Some rather threatening storm clouds were brewing all around me, and the day was getting long, so I took shelter in a strategically placed cluster of dirt mounds.
The sky let out a burst of rain that lasted only a few minutes just as I got my tent set up, and when I unzipped the tent to survey the surroundings, I was treated to one of the more spectacular sunsets I’ve ever seen along with a herd of camels grazing just a little ways away from my campsite. They shot me camel looks that seemed to say “wtf are you doing here?!” all the while appearing to be way more intrigued by my presence than by the combo double-rainbow sunset that was so captivating to me.

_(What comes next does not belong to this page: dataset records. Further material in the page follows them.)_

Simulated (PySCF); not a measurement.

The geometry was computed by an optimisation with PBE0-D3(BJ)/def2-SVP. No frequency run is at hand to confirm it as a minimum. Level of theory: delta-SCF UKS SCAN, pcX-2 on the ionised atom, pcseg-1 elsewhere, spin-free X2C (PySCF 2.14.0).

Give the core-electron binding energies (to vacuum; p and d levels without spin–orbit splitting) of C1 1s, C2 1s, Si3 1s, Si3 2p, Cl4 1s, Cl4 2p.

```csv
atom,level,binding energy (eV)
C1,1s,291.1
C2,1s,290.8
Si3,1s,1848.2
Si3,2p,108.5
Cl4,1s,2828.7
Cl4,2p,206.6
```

I woke up early in the night in my tent with an all-too-familiar feeling. Apparently, the mysterious canned dinner I’d consumed the night before and my insides were going to war, and I was losing that battle. Every forty-five minutes or so I’d wake up to the nauseous feeling of that unfortunate meal traveling the wrong direction, scramble away from my tent, and then crawl back.
Restaurants are sparse in rural Mongolia to begin with, but along this route there are basically none, so I was typically cooking up my usual stir-fried take on instant noodles with whatever vegetables I could find, but this time I’d gotten a little experimental with the canned rice and meat concoction from the market in Khovd and it came back to bite me.
In the morning I was feeling like I got run over by a truck, but with no water resupply around, I knew I still had to get on the bike and press on to the next village on the map, which was about 50 km of soft washboard away. I put my head down and put on some Yat-Kha in my headphones and gave everything I had left just to make it to town.
I had a feeling this was going to be a very small village based on what I could see on my map, but the luck I didn’t have with last night’s dinner was with me this time. A local woman informed me that there was a single small hotel in town for me to crash at for a couple of days to recover before I’d once again face the desolate steppe.
A couple of days passed, and I still wasn’t feeling 100%, but I was good enough to get moving. Here, my days were dictated by water re-supply points, which were conveniently spaced to find about one per day, but that would usually mean I’d have a pretty sizable minimum distance I could travel for the day if I wanted to reach water again by the evening. I couldn’t afford to have a bad day and only make it halfway.
There’s something incredibly satisfying and reassuring about riding out in the desert all day and falling asleep to the sound of a river flowing just outside your tent. It makes me feel all warm and fuzzy.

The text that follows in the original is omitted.